With thick-walled stainless steel supporting the boiling oil, this fryer can last a long time. It’s versatile, so users can switch from steaming to frying, even in the same afternoon. If the plan is to cook a crab boil for an appetizer before Thanksgiving dinner, this is a good pick. The pot can also be used by itself to cook stews or soups for a crowd.
There’s one problem with this unit: It doesn’t come with a frame and burner. Those, as well as an insulated fry glove, have to be ordered separately. Users can order the whole shebang, which comes complete with a high-pressure burner with a 14-inch-diameter cooking surface, a 13-inch welded steel frame, and a 48-inch LPG stainless braided hose (plus a bigger pot!), with the brand’s Oversized Turkey Deep Fryer Kit 42 Quart Aluminum Grand Gobbler.
- Assembly: None
- Difficulty level: Beginner
- Size: Large
- Accessories allow different methods of cooking
- Can accommodate several smaller birds or one medium bird
- Nicely packaged
- No setup required
- Comes without a frame or burner
- Injector gets plugged up and is hard to use
Cook with it and they will come—relatives, friends, and friends of friends. That’s because this solid piece of smoking/roasting/grilling equipment produces the equivalent of a fried turkey without oil.
Powered by propane and with temperature control that provides a range from 9,000 to 18,000 BTUs, this missile-shaped cooker offers space for big birds: the interior cooking basket holds a 21-pounder. Grilling also can be done on the 180-square-inch top, or side dishes can be cooked while the silo-like lid is closed. Want more flavor? Add some pellets or wood chips to the smoking box.
We liked how solid and safe this model feels. Because it uses Char-Broil TRU-Infrared cooking technology instead of oil, there is no worry about flames shooting up and blackening a dish or a worse situation like a submersion causing an oil spillover.

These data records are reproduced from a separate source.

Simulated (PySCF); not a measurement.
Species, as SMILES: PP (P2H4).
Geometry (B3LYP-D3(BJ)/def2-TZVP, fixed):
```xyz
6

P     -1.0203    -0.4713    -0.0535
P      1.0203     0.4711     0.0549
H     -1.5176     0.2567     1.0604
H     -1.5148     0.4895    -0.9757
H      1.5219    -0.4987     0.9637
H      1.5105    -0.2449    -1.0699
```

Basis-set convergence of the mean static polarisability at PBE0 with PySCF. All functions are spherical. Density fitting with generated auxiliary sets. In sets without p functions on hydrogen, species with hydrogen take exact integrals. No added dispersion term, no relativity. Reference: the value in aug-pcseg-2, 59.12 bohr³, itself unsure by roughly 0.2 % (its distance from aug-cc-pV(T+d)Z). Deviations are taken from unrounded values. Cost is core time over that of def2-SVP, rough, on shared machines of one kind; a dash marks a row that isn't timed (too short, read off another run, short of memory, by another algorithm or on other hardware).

That said, this is such a big piece of equipment that it takes a long time to build, and we found the directions were misleading. It’s also on the heavier side of turkey fryers. Once it’s put together, it’s likely going to stay where it was built. If purchasing this appliance, we suggest looking into grill covers.
- Assembly: Major
- Difficulty level: Expert
- Size: Extra-large
- Solid and heavy duty
- Several different cooking methods make this an all-purpose model
- No oil means healthier cuisine
- Safer than other propane-based fryers
- Took more than an hour to assemble
- Heavy and not easily moved
- No way to disassemble and store
The idea of laying an electric coil underneath liquid might sound scary. Maybe frying a turkey inside a kitchen does, too. And when the instruction manual states that the product is “For Commercial Use Only,” it can be concerning.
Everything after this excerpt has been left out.